Review: Sage's Song (Pumpkinheads Series) by Karen Kilpatrick


SUMMARY FROM NETGALLEY.COM:
Dance to the beat of Sage’s Song!
Find out what listening is really worth as Sage makes music from the sounds of the earth. Banging away on her drum, Sage can really make a racket! Stopping to listen to the world around her, Sage learns that music surrounds her in the simplest of sounds. This sensory exploration teaches the value of listening and inspires an awareness of the beautiful music nature creates.
From the Pumpkinheads, teaching messages that parents care about through books and characters that children love!

MY TAKE:
If your kid likes making a lot of noise, this book might be right up his or her alley.

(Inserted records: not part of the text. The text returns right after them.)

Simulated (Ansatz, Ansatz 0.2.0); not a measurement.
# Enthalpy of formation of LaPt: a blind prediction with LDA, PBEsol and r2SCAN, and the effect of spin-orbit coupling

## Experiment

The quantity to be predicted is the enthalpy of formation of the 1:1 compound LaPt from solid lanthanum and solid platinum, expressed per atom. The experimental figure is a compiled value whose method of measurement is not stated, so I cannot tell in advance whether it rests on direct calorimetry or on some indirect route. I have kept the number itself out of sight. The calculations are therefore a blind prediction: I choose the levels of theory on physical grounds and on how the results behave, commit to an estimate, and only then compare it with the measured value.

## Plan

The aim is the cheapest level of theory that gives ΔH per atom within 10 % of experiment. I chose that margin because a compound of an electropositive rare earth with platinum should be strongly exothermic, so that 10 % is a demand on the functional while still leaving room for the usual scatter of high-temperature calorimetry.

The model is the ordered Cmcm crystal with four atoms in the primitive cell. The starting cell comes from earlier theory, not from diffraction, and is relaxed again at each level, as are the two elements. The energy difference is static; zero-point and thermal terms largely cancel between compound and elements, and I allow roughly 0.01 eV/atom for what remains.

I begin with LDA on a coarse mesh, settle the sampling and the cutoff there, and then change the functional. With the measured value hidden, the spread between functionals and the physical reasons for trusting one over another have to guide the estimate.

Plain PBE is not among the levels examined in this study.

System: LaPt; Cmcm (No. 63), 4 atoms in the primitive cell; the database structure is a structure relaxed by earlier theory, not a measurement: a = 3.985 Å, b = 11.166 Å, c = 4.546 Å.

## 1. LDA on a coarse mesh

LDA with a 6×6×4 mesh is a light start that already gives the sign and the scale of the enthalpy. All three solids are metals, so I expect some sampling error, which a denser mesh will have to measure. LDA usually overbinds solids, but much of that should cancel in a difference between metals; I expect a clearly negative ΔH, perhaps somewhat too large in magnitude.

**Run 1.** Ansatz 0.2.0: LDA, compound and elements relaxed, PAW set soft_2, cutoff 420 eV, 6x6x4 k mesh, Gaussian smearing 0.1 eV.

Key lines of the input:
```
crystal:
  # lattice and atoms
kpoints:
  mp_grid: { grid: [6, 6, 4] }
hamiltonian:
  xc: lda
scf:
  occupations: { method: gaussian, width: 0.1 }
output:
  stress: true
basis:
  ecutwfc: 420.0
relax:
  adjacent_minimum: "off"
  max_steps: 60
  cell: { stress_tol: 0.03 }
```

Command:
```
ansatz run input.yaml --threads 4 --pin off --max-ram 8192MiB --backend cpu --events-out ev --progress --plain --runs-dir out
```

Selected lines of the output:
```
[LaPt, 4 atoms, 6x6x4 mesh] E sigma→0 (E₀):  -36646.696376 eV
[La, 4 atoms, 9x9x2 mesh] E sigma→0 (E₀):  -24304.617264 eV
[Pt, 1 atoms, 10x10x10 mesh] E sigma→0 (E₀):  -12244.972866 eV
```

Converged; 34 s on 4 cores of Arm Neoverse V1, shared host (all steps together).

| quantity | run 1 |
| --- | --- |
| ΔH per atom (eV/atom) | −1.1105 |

In Sage's Song, Sage is a young kid who likes making sounds on her drum. However, when she stops to listen to the sounds of nature, she finds that there's a lot of nice sounds out there and she can make music in harmony with them too.

I liked the message of the story. Music comes from everywhere and it's nice that this book helps kids learn that they can find music in nature too.

The illustrations, for me, remind me of the style used for Blues Clues mixed with a little Dora the Explorer. It's not my cup of tea, but if you find that style nice, you should like the illustrations in the book.

Thanks to NetGalley and Nina Charles LLC for the e-copy.

THE GOOD:

  1. It helps kids appreciate the sounds of nature.
  2. It encourages love of music.
  3. Sage seems like a cute kid.

THE BAD:

  1. The illustration style might not work for everyone.

FAVORITE QUOTE/S:
Sage dances and grooves
To the rhythm of nature's beat!

READ IT IF:

  1. Your kid likes banging on toy drums.
  2. Your kid is a nature lover.
  3. You want your child to appreciate nature a little bit more.